Hi, Nathan.
I just realized that I almost forgot about this thread :)
> The result looks great, but the discussion in [0] shows that the result may
> vary among different ARM chips. Could you provide the chip model of this
> test? So that we can do a cross validation of this patch. Not sure if compiler
> version is necessary too. I'm willing to test it on Alibaba Cloud Yitian 710
> if I have time.
I did some benchmark on Yitian 710.
On c8y.16xlarge (64 cores):
Without the patch:
80.31% postgres [.] __aarch64_swp4_acq
1.77% postgres [.] __aarch64_ldadd4_acq_rel
1.13% postgres [.] hash_search_with_hash_value
0.87% pg_stat_statements.so [.] __aarch64_swp4_acq
0.72% postgres [.] perform_spin_delay
0.44% postgres [.] _bt_compare
tps = 295272.628421 (including connections establishing)
tps = 295335.660323 (excluding connections establishing)
Patched:
9.94% postgres [.] s_lock
6.07% postgres [.] __aarch64_swp4_acq
5.73% postgres [.] hash_search_with_hash_value
2.81% postgres [.] perform_spin_delay
2.29% postgres [.] _bt_compare
2.15% postgres [.] PinBuffer
tps = 864519.764125 (including connections establishing)
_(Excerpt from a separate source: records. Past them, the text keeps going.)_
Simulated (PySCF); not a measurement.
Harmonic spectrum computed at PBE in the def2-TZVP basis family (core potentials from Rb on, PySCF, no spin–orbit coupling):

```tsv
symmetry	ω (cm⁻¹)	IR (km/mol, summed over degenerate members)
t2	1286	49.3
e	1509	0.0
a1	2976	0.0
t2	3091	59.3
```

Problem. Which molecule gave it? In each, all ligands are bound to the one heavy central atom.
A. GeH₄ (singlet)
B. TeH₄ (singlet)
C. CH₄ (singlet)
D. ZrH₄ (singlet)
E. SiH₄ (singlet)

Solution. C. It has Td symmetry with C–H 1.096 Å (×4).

tps = 864638.244443 (excluding connections establishing)
Seems that great performance could be gained if s_lock contention is severe.
This may be more likely to happen on bigger machines.
On c8y.2xlarge (8 cores), I failed to make s_lock contended severely, and
as a result this patch didn’t bring any difference outside the noise.
Regards,
Jingtang